ISTANBUL - An Istanbul court on Friday again handed a 10-month suspended jail term to world-renowned Turkish pianist Fazil Say during a retrial over social media posts deemed religiously offensive, his lawyer said.
Say, who was not present at Friday's hearing, was also placed on a two-year probation, his lawyer Meltem Akyol told AFP, adding that he planned to appeal the verdict.
Say was originally sentenced on April 15 for allegedly inciting religious hatred and insulting Islamic values in a series of tweets he posted last year.
A higher Istanbul court then overturned the conviction on "procedural flaws" and a retrial was ordered.
On Friday, the 43-year-old virtuoso, who has played with the philharmonic orchestras of Berlin, New York, Tokyo and Israel, shrugged off his sentence.
"Tomorrow, I will continue to live and to produce," he wrote in a tweet. "By continuing to live, by continuing to think as a free man, I will produce even better work."
Say was prosecuted for a series of tweets criticising Muslims, one of which said: "I am not sure if you have also realised it, but all the pricks, low-lives, buffoons, thieves, jesters, they are all Allahists. Is this a paradox?"
Another tweet which prosecutors say explicitly insulted religious values, questions why a call to prayer was so short.
"The muezzin (traditional Muslim prayer leader) finished the evening prayers in 22 seconds ... Why are you in such a hurry? A lover? A raki table?" he tweeted, referring to Turkish strong alcoholic drink.
The high-profile case has irked secular Turks, who are worried about what they see a creeping Islamic conservatism in the predominantly Muslim country.
Say has accused the Islamic-rooted Justice and Development Party (AKP) of Prime Minister Recep Tayyip Erdogan, of being behind the case against him.

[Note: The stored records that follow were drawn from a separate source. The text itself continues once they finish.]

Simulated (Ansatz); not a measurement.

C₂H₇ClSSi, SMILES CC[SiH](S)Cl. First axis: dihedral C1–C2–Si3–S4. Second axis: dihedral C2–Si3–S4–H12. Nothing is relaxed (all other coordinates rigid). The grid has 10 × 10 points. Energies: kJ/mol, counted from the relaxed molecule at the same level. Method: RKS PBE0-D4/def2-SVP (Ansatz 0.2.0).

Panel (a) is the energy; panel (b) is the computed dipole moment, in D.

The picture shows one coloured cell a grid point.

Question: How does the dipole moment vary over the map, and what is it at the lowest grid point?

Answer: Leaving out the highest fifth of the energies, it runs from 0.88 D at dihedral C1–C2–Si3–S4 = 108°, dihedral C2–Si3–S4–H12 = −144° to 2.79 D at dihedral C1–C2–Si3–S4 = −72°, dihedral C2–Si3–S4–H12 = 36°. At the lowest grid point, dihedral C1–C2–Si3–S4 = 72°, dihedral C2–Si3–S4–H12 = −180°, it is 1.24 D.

The case has also stoked fears of growing restrictions on freedom of expression in a country which has long sought to join the European Union.
Dozens of journalists are in detention in Turkey, as well as lawyers, politicians and lawmakers -- most of them accused of plotting against the government or having links with the outlawed Kurdish rebel movement the Kurdistan Workers' Party (PKK).